Netflix Is Beginning To Kill Big Media And Its Now Showing Up In Stock Prices

Netflix Is Beginning To Kill Big Media And Its Now Showing Up In Stock Prices

Networks across the board have suffered sharp stock drops as television viewers appear more than ready to cut the cord on traditional cable and satellite services. It appears that the dominance of Netflix and other video streaming services is truly, as measured in financial statements and viewership numbers, changing the way people watch their favorite programs. As a result of the very fast and evolving developments in media technology continue, traditional television as we know it may soon disappear.

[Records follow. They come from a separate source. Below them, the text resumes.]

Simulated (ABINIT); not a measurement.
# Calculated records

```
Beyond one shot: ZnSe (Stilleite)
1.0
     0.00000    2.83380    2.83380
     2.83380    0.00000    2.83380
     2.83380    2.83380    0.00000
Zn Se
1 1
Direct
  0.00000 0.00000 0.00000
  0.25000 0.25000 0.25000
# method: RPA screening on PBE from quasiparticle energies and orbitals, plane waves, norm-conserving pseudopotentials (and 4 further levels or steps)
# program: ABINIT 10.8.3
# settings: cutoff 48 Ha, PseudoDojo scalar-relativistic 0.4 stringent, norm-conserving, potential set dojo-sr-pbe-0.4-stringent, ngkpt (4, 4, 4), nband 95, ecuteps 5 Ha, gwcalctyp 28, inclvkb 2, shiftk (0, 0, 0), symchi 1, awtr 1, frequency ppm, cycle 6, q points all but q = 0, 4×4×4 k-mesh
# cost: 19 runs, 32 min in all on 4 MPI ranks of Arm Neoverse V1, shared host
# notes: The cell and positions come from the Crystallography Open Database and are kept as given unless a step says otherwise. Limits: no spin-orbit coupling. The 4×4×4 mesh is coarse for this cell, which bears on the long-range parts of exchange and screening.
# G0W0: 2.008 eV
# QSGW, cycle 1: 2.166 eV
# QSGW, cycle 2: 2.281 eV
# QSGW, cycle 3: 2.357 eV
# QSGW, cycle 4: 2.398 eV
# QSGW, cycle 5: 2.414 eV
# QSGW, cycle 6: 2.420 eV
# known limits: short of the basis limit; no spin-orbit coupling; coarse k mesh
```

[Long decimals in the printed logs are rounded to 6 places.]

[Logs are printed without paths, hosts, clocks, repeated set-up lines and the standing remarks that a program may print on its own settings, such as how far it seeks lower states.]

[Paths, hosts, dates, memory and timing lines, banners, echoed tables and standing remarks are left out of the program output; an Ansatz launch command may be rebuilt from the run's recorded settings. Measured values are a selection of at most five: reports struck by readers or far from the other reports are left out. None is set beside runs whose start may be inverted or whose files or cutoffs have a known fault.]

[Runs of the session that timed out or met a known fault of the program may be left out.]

Presently, both subscriber and distribution profits have declined for all major television networks as more and more viewers choose not to pay for the increasing costs of traditional cable and satellite services. Not only are new viewers choosing not to purchase these services, existing viewers are cancelling their subscriptions. Moreover, networks are losing millions in ad revenue as television ratings continue to decline. The reason is simple: more viewers choose to watch their favorite programs on video streaming services, with Netflix in the lead and other outlets like Amazon Prime and Hulu slowly catching up.

Additionally, Facebook is consuming time of users everywhere, which also cuts into traditional television viewing. Anthony DiClemente, a media analyst at Nomura Securities stated that Netflix and facebook “are at a scale that we really haven’t seen historically in media in terms of the number of subscribers and the number of users.” Charles W. Ergen, chairman of the Dish Network echoed this statement stating that, “[Viewership] has totally, totally shifted to Netflix. Netflix is the most powerful content aggregator in the world today, and there’s nobody that’s even close.”

The stocks of Disney, Comcast, Time Warner, 21st Century Fox, CBS, Viacom, AMC Networks and Discovery Communications all dropped in value Wednesday. Many analysts commented that if Disney, the world’s largest entertainment company can be dinged, many smaller companies might not stand a chance.

Despite the sharp stock declines, Disney fiercely defends its television programming, which include its sports juggernaut channel, ESPN. Robert A. Iger, chief executive of Walt Disney Company told CNBC on Wednesday that the company and ESPN were doing just fine. “We are very bullish about our cable business, and we are very bullish about ESPN. The [cable package bundle that includes ESPN] is not going away. Not only is it not going away, it is going to continue to grow.”

Officials from other networks had similar statements regarding their programming. Despite their positive outlook, they cannot deny the ever-increasing dominance of Netflix and online video streaming.